Dec 1, 2021

Defining Disability Art Exhibition: Understanding Trinity’s Stories

The exhibition runs until December 3rd.

Keela Duffy Naughton Contributing Writer
Rory Chinn

Power and vocality radiates from the JCR Hamilton Space as it is taken over by the “Defining Disability” Art Exhibition. Trinity College Dublin Students’ Union (TCDSU) is commemorating Disabilities Awareness Week in conjunction with the Trinity Disability Service by giving a platform to students to share their experiences.

The exhibition itself is open to all students, and only being shown through the week of November 29th to December 3rd. The Disability Service in Trinity offered students the opportunity to contribute art pieces towards their featured exhibition: 3D pieces, paintings and poems. Pieces are scattered on the walls and throughout the student zone’s two floors. Each work is accompanied with a description provided by the artist.

On entry, you’re presented with a lively environment. The stories of tens of students all displayed so graphically. It’s refreshingly thought provoking.


There’s something so interesting about the choice of location. It has the ability to connect students to art and awareness with ease. Though this may not have been entirely intentional, I believe it works favourably. Seeing my friend’s Snapchat story showing my own piece, as she looked for a seat to attend our maths lecture, resonated with me.

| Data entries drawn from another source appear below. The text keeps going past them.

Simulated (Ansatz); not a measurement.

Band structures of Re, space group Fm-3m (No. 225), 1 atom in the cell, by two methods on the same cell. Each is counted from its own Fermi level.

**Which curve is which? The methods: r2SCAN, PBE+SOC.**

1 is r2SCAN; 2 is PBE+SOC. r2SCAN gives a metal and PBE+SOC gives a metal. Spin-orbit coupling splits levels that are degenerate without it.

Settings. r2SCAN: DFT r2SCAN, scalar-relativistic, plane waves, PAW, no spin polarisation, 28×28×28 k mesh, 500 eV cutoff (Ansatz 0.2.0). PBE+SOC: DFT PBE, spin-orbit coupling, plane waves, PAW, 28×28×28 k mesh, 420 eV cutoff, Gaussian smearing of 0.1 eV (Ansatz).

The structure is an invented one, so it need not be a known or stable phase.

Though some will be unphased by the trials and tribulations of others literally written on the walls. It’s evident that most will consume it.

Rachel Murphy

The display overall is well arranged. The art is organised in a complementary fashion. No one piece is lost among the exhibition. The artist descriptions depict the story behind the work, and these were designed in a simple, effective manner.

In particular, a piece by Emma Tyrrell had a lasting effect on me. Detailed by the artist to represent her daily struggle with mental illness, everything about it, from the colour to the composition, is beautiful. It “describes [my] inner turmoil and struggle”, and she believes people will “see and relate to it in any way possible, even if they do not suffer from mental illness”. The painting combines paint with 3D materials and effectively conveys thunderous emotion.

Rory Chinn’s artwork, “Hear for You” is equally notable for its enticing individuality. Rory details how Hear for You works to capture technology’s ability to fill in the gaps of disability. I can personally heavily relate to this, but it’s the simplicity which is so enticing. The piece successfully represents this idea in a minimalistic, beautiful way. Each art stroke is carefully structured and meaningful, as he hoped it to ‘describe the feeling of gaps in [my] life created by hearing loss’.

“Over you”, an oil on canvas painting by Meera Enqelya, is a phenomenal piece of artistry. The painting “physically represents the overwhelming state of thought hunting [I] was in”. The eye-catching work is of massive scale, 100 by 25cm. It is incredibly passionate, and you can visibly see all of the effort that was put in.

Every single piece of work in the exhibition is of a remarkably high quality. Every wall describes in visceral detail how the artists view their disabilities; a perspective that not a lot of people would have had the opportunity to see or understand. It’s certainly not one to miss.

Overall, I highly recommend stopping by the exhibition. The display is accessible and extraordinarily impressionable. The exhibition completely represents the students of Trinity’s artistic talent. It tells their stories. It tells our stories.